November 2, 2005
Pat Fitzgerald: A 'Special' Prosecutor
By Pat
Buchanan
Unlike Archibald
Cox and Lawrence Walsh, Patrick Fitzgerald is no posturing partisan
who assumed he had been chosen by Divine Providence to take on
a White House and bring down a president.
Pat Fitzgerald
is a strict constructionist of the law. And for that, the Bush
White House can be eternally grateful.
As indictment
week began, there were reports Karl Rove, "Scooter"
Libby and several other White House aides would be indicted in
a criminal conspiracy to violate the civil rights of Joe Wilson
and out his wife, Valerie Plame, as a CIA agent.
Some thought
Fitzgerald would name Vice President Cheney an unindicted co-conspirator,
as Nixon was in Watergate, and put the Bush White House on trial
for having lied the country into war.
But Fitzgerald
refused to go beyond his mandate, or the evidence. No conspiracy
was charged. No one was indicted for outing Plame. Only "Scooter"

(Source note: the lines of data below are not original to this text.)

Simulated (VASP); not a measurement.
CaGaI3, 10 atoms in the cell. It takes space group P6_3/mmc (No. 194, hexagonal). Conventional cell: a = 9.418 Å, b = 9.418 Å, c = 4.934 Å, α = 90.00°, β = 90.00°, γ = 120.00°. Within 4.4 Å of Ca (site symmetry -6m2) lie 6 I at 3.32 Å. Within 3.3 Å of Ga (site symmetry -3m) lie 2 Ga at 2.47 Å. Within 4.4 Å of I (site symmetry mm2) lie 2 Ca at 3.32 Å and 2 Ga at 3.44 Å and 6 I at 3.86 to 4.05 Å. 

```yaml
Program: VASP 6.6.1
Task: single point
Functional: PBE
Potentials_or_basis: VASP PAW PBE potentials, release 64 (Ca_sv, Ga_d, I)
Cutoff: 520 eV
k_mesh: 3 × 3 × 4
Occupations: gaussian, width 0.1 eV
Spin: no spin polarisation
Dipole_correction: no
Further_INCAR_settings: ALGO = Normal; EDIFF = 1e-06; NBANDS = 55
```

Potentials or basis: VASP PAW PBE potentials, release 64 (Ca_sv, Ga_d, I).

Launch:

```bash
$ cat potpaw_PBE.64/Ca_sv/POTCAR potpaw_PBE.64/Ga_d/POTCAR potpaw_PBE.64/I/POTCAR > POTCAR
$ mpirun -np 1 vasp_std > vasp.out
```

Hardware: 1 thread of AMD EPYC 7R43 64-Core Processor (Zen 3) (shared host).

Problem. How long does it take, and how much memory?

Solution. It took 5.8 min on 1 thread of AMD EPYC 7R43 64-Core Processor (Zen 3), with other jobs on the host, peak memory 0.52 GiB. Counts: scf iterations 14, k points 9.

Libby was charged -- for lying about a crime he did not commit.
To be exact,
Fitzgerald, using a baseball analogy, said he could not indict
Libby for outing Plame because he could not know for certain Libby
deliberately revealed her identity, due to all the sand Libby
threw in his eyes -- i.e., all the lies he told. Thus, no one
was indicted for the crime Fitzgerald had been appointed to investigate.
After 22
months, Pat Fitzgerald came in with a Martha Stewart indictment,
though Libby, staring at years in prison for serial lying about
something more serious than a stock transaction, may reject the
simile.
Whatever
his politics, Pat Fitzgerald seems an eminently fair man. He accepted
Rove's request to testify to the grand jury for a fourth time
to explain why he failed to reveal a conversation with Time's
Matt Cooper. He heeded a plea from Rove's attorney not to indict
his client, who, after all, had told Fitzgerald the truth about
other crucial conversations, but had forgotten the Cooper phone
call.
Fitzgerald
apparently decided to err on the side of not destroying Rove's
reputation, career and life, because he still had some doubt as
to whether Rove had deliberately deceived him.
Compare,
if your will, Pat Fitzgerald to Ronnie Earle, the man who indicted
Tom DeLay for violating a law that was not on the books when the
House minority leader was alleged to have broken it.
There is
something else commendable that Fitzgerald has done. He has refused
to criminalize politics.
After listening
to 22 months of secret testimony, Fitzgerald had to know Cheney's
office and the White House Iraq Group had run a media campaign
to destroy the credibility of Iraq war critic Wilson. He had to
know that when Scott McClellan told the press no one in the White
House had a hand in outing Plame, McClellan had either been lied
to by White House colleagues, or had lied himself.
But Fitzgerald
hewed to the letter of the law. If White House aides were savaging
Wilson by backgrounding the press and lying to the country, that
was not his problem. But if they lied to him or the grand jury,
that was his problem -- and his jurisdiction.
There exists
the possibility that had Libby told the truth -- i.e, yes, we
were out to discredit Wilson, but in leaking Plame's name we did
not know she was covert -- this investigation might have shut
down without a single indictment. Indeed, how does one explain
how Libby, a smart man, could go before a grand jury and testify
under oath in direct contradiction of his own notes that he had
just given the prosecutor? The only rational explanation is that
Scooter is building an insanity defense.
Also to
his credit, Fitzgerald told the nation at his press conference
not to draw any conclusions about the war from the indictment
of Libby:
"This
indictment is not about the war. ... People who believe fervently
in the war effort, people who oppose it, people who have mixed
feelings about it, should not look at this indictment for any
resolution of how they feel or any vindication of how they feel.''
What the
special prosecutor is saying here is that it is not his business
to do the job that Congress failed to do in 2002, when it gave
Bush a blank check to take us to war without looking hard into
White House claims of an imminent and mortal peril from an Iraq
nuclear arsenal.
In contrast
to Congress, Pat Fitzgerald came to Washington and did the job
he was assigned to do. He carried out his mandate, but refused
to go beyond it. He indicted for what he believed were violations
of law, not violations of ethics -- and only on the charges he
believed he could prove beyond a reasonable doubt. We need more
public servants with this kind of conscience -- and conscientiousness.